I need help understanding hint in the answer to this question: $r$-cycle to a power $k$ is also an $r$-cycle if and only if $\gcd(k, r) = 1$. The third comment also seems to be the same hint.
The hint also appears here: Powers of $m$-cycles are also $m$-cycles
To be clear, the hint seems to be that if $\gcd(k,r)=1$, then $\langle \sigma^k \rangle=\langle \sigma \rangle$.
I know why the hint is true. It is because for any group $G$, if $|x|=r$ then $|x^k|=\frac{r}{\gcd(r,k)}$. Indeed, this fact immediately shows that if $\gcd(k,r)>1$, then $\sigma^k$ is not an $r$-cycle since it has order strictly less than $r$ and $r$-cycles have order $r$.
Conversely, suppose $\gcd(k,r)=1$. What I don't understand is how knowing $\langle \sigma^k \rangle=\langle \sigma \rangle$ helps show that $\sigma^k$ is an $r$-cycle? I've already seen the solution where one shows that $\sigma^k(i)=i+k\pmod r$, but this hint I'm not understanding seems to lead to different solution which somehow avoids this computation.

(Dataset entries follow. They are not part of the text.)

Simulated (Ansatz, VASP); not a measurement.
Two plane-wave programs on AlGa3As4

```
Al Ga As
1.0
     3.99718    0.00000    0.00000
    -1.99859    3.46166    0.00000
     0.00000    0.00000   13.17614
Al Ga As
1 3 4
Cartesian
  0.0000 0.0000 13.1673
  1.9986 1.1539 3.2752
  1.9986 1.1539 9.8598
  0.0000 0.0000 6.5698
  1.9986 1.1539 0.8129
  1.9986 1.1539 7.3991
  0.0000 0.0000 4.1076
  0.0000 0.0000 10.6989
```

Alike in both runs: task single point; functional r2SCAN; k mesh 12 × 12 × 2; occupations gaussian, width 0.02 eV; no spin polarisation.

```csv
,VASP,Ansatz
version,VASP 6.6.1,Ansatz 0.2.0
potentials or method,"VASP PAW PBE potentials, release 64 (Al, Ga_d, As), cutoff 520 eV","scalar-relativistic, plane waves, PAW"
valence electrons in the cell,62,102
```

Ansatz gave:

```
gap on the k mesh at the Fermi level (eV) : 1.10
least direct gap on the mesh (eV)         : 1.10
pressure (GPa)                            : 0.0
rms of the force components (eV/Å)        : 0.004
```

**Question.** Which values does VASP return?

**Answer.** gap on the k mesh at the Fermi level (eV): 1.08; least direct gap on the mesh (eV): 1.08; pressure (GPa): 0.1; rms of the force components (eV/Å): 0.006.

Look at the contrapositive. If $\sigma^k$ is not an $r$-cycle, then it is the product of shorter cycles, and there are an $i\in\operatorname{dom}\sigma$ and an integer $\ell$ such that $2\le\ell<r$ and $(\sigma^k)^\ell(i)=i$. But then the identity permutation and $(\sigma^k)^\ell$ are distinct members of $\langle\sigma^k\rangle$ sending $i$ to $i$, while $\langle\sigma\rangle$ clearly does not have a non-identity permutation that fixes $i$. Thus, $\langle\sigma^k\rangle\ne\langle\sigma\rangle$.